By Eric Yep 
 

Crude-oil futures were largely in negative territory in Asian trade Friday, but recouped some losses after Chinese manufacturing picked up in July.

On the New York Mercantile Exchange, light, sweet crude futures for delivery in September traded at $98.02 a barrel at 0525 GMT, down $0.15 in the Globex electronic session. September Brent crude on London's ICE Futures exchange fell $0.03 to $105.99 a barrel.

Global oil benchmarks fell overnight, ending July on a gloomy note. Nymex crude lost 6.83% in July, snapping a two-month winning streak and posting its largest one-month percentage decline since May 2012. It lost 3.84% over the last four sessions alone.

Brent crude fell 5.64% in July, snapping a three-month winning streak and posting its largest one-month percentage decline since April 2013. It has been down for three of the past four trading sessions.

A sharper drop in Nymex crude overnight helped bring back the Brent-WTI spread into the $7-$10 range, which Citi Futures analyst Tim Evans said helps equalize the two markets. The Brent-WTI spread is currently around $8 a barrel.

Meanwhile, two gauges of manufacturing activity in China picked up in July. The official manufacturing purchasing managers' index rose to 51.7 in July from 51 in June, a 27-month high. The HSBC PMI rose to an 18-month high of 51.7 in July compared with 50.7 in June.

The readings suggest that "economic activity is still being supported by healthy foreign demand, along with state-led infrastructure investment and other targeted stimulus measures," Capital Economics economist Julian Evans-Pritchard said.

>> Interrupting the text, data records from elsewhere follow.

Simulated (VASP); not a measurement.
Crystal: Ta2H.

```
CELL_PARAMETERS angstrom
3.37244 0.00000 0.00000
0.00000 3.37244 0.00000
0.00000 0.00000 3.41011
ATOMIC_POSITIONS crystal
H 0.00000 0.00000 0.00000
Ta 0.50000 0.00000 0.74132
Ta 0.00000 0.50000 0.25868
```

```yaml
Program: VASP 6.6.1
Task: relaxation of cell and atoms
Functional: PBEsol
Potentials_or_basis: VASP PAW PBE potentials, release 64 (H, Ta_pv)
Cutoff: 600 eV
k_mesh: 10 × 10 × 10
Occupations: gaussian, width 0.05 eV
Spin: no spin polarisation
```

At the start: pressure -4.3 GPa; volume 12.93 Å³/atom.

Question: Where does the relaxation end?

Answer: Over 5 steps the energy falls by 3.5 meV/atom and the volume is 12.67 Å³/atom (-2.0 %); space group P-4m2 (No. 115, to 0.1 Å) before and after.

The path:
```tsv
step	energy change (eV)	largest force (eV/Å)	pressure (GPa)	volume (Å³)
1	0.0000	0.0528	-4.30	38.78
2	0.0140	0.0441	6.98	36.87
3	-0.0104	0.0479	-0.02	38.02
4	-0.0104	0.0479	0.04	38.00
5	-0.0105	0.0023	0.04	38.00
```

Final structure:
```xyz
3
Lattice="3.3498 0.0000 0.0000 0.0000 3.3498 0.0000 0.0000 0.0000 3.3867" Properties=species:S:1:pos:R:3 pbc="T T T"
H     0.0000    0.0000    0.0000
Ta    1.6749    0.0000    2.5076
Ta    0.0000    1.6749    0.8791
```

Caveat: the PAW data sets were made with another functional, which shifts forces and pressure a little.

Financial markets are eyeing Friday's U.S. employment report, but weak demand and geopolitical turmoil are likely to continue affecting sentiment in oil markets.

Nymex reformulated gasoline blendstock for September--the benchmark gasoline contract--fell 51 points to $2.7924 a gallon, while September heating oil traded at $2.8934, 35 points higher.

ICE gasoil for August changed hands at $888.25 a metric ton, up $1.25 from Thursday's settlement.